Students concerned about alternative high school program
Updated On: Oct 16 2013 11:03:15 PM MDT
Some students in the Bridger Alternative Program at Bozeman High School tell us classes are growing too large and they're not getting the attention they need.
According to the website, the Bridger Alternative Program curriculum is based on the personal mastery, performance-based model where all students are held to proficiency on rigorous standards and progress through the curriculum at their own pace.
Several years ago, the Bridger Alternative Program moved from the Willson School to the Bozeman High School campus. Since then, some students tell us they've seen an increase in their class sizes.
Gwen Lawhon started at Bozeman High School as a freshman. She tells us it was hard to stay on track -- that is, until she started the Bridger Alternative Program.
"I went to Bridger my sophomore year and boom! I felt so much better being able to talk to the teachers and have one on one time and tell the teachers about any problems I'm having," explains Lawhon.
Yet, she says an influx of students has led some students to feel a little crowded.
"This year, it's like I have to struggle just to find a teacher to help me with even one little thing and they have to go off and help someone else," says Bridger Alternative student Brianna Mulholland.
It's not just the class sizes that have students concerned. They tell us the program has lost its sense of community and worry some students are given the option of leaving school to complete their GED.
"Mr. Ruyle and them told some students that it was the better option for them to drop out and get their GED which defeats the purpose of Bridger," Bridger Alternative student Cornelius "Clay" Tomascheskii tells us.

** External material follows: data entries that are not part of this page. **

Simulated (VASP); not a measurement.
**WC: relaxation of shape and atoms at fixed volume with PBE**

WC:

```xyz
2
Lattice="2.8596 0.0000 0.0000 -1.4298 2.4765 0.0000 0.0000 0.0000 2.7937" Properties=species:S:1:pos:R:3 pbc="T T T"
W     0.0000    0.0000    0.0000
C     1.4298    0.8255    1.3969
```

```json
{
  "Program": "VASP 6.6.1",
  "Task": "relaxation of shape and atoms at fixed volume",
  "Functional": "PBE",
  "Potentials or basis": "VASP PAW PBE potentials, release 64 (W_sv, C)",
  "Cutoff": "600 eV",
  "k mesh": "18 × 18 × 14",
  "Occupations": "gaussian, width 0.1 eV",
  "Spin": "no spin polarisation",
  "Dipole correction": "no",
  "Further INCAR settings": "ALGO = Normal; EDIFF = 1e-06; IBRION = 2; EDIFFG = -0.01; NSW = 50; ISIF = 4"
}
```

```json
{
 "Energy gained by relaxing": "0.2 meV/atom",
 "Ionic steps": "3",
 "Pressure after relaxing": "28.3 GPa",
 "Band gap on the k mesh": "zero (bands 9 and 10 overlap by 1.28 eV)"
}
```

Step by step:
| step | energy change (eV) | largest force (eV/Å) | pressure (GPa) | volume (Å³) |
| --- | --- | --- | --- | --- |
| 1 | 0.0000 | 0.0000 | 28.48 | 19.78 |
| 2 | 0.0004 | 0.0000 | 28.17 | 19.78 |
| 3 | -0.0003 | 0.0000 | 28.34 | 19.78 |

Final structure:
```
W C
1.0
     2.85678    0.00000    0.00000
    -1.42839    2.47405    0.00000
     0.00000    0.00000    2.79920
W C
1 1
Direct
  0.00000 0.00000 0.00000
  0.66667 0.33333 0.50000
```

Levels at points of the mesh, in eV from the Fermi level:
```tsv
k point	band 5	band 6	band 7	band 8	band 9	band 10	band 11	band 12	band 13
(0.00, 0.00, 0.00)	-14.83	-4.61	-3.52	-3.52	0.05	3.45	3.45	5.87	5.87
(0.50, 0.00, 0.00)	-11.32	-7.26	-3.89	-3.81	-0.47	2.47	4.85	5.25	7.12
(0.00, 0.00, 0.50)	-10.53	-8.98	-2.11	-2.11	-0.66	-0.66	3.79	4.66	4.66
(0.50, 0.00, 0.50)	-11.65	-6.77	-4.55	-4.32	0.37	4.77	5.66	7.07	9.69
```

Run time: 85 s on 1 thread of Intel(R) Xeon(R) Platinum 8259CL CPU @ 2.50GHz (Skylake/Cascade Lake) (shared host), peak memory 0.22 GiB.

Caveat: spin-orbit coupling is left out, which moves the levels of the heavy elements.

Tomascheskii says that's because the program is standard based and students work at their own pace, allowing them to oftentimes work more quickly than they could in a traditional classroom.
Students like Lawhon and Mulholland tell us they think of the program as a family, a family that's supposed to support each other.
"I'm trying really hard to get all my credits done and I'm hoping that I can be a junior next year but, if I am, I don't have enough credits, it just scares me that they're going to tell me the same thing and I don't want them to tell me the same thing...It would crush me," says Mulholland.
We sat down with Bridger Alternative Program Director Mike Ruyle to find out more. He tells us a lot of students are interested in their unique teaching model and want to be a part of the program.
"Do you feel like students are still getting the one-on-one, individual attention that they need?" We asked.
"I think they're definitely getting the attention they need. It might not always be one to one." Ruyle answered.
Ruyle explains in the personal mastery model, students may work in groups of three or four at one time and sometimes work together. Teachers can then move from group to group.
"If it's not purely teacher attention, there's collaboration with their colleagues and with other students," says Ruyle.
Ruyle says they have 140 staff members and those teachers teach throughout the building. He says fiscally, it's not a viable option for the Bridger Alternative Program to have its own teachers and explains the program still has smaller class sizes than Bozeman High School.
When it comes to encouraging students to get their GED, Ruyle tells us if a student is struggling with attendance or other issues, he likes to bring them into his office and discuss all options.
"In terms of encouraging students to take the GED, I will encourage students to take the GED if that's appropriate for them at the time," says Ruyle.
Ruyle explains each student's case is different and tells me no one on the staff encourages students to drop out and take the GED arbitrarily.
We called the Office of Public Instruction to check on the maximum class sizes for an alternative high school program and found it's the same for a high school -- 30 students. Most of the students we spoke to say there are about 20 students in most of their classes.
We also asked them whether getting a GED counted towards high school graduation numbers. They tell us GED technically means a student has dropped out.
Ruyle says it's difficult because those who get a GED are still pursuing their education goals and says he doesn't believe it should be considered a dropout.